Drummy passes the torch at Heartbeat, moves to chairman role
After founding Heartbeat Ideas and steering it for 19 years, Bill Drummy has handed day-to-day leadership responsibilities to chief strategy officer Nadine Leonard and chief creative officer James Talerico.
Leonard and Talerico will head the agency as co-managing directors, with Drummy sliding into the role of chairman.
Drummy said his decision to back away from an active leadership role was motivated by a pair of factors. After nearly two decades at Heartbeat — during which, you might have heard, the industry evolved just a bit — he simply “wanted something new, wanted more time to do other things,” as he put it. Just as importantly, Drummy had started to worry that his continued presence atop the leadership pyramid could stall the careers of longtime Heartbeat execs who were ready to take the proverbial reins.
“My staying in the same position might have kept other people with talent from growing,” he explained. “The thing I'm most proud of is that [Heartbeat] has attracted a certain level of talent. It was clear that Nadine and James could run the agency and take it well beyond the level I took it myself.”
The succession process was complicated by two factors. First and foremost, Heartbeat's corporate parents at Publicis Groupe, which acquired the company in 2013, had to be sold on the plan.
“I got a little, ‘Why do we need two [leaders]?,'” Drummy acknowledged. “But in the end, they saw what I saw — that these two have been working together for so long and there's such a high degree of belief in them.”
He specifically points to Publicis Health's Alexandra von Plato as a key supporter and a sounding board during the transition process.
Also, one cannot understate the amount of admiration and respect Drummy has engendered, both among his Heartbeat charges and his peers in and around the business. The description “maverick” gets thrown around way too often, but in Drummy's case it actually holds true. “He is beloved here. [James and I] do not take lightly the size of the shoes we are going to try to fill,” Leonard said.
Drummy isn't going anywhere. While he stressed that he is “not making strategic decisions about the agency and not going to be day-to-day involved,” Drummy said that he'll continue to interact on a regular basis with clients and serve as Heartbeat's ambassador at industry events. In fact, his client role might even expand: In the last week alone, Drummy has spent time on the campuses of Bristol-Myers Squibb and Genentech. One immediate item for the to-do list: As of yesterday afternoon, the chalk-written sign outside his office door still identified him as CEO.

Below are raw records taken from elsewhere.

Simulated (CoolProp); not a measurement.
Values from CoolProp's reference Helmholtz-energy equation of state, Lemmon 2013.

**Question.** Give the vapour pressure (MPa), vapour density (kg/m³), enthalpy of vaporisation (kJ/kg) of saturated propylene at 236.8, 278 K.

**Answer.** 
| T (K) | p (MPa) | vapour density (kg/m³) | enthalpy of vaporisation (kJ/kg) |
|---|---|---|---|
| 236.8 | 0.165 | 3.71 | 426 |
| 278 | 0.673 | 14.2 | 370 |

Leonard and Talerico inherit an enviable situation. With Drummy pointing to growth of “114% over the last two years,” that'd put Heartbeat revenue in the neighborhood of between $55 million and $65 million in 2016, per MM&M estimates. (Drummy, Leonard and Talerico declined to discuss revenue figures.) Similarly, staff size has surged from 115 in mid-2015 to “well over 200,” according to Talerico. The agency's new midtown NYC headquarters, in a building that houses other Publicis shops, is already straining from the continued growth.
That said, both Leonard and Talerico dismiss the suggestion that sustaining Heartbeat's current trajectory and replacing a highly esteemed leader will prove an intimidating charge. For one thing, both execs have worked at the agency for nearly ten years; they know everyone in the building and were among the primary architects of the agency culture.
“The goal is not to overturn everything,” Talerico noted. “We've got as good a base to build upon as you could possibly want.”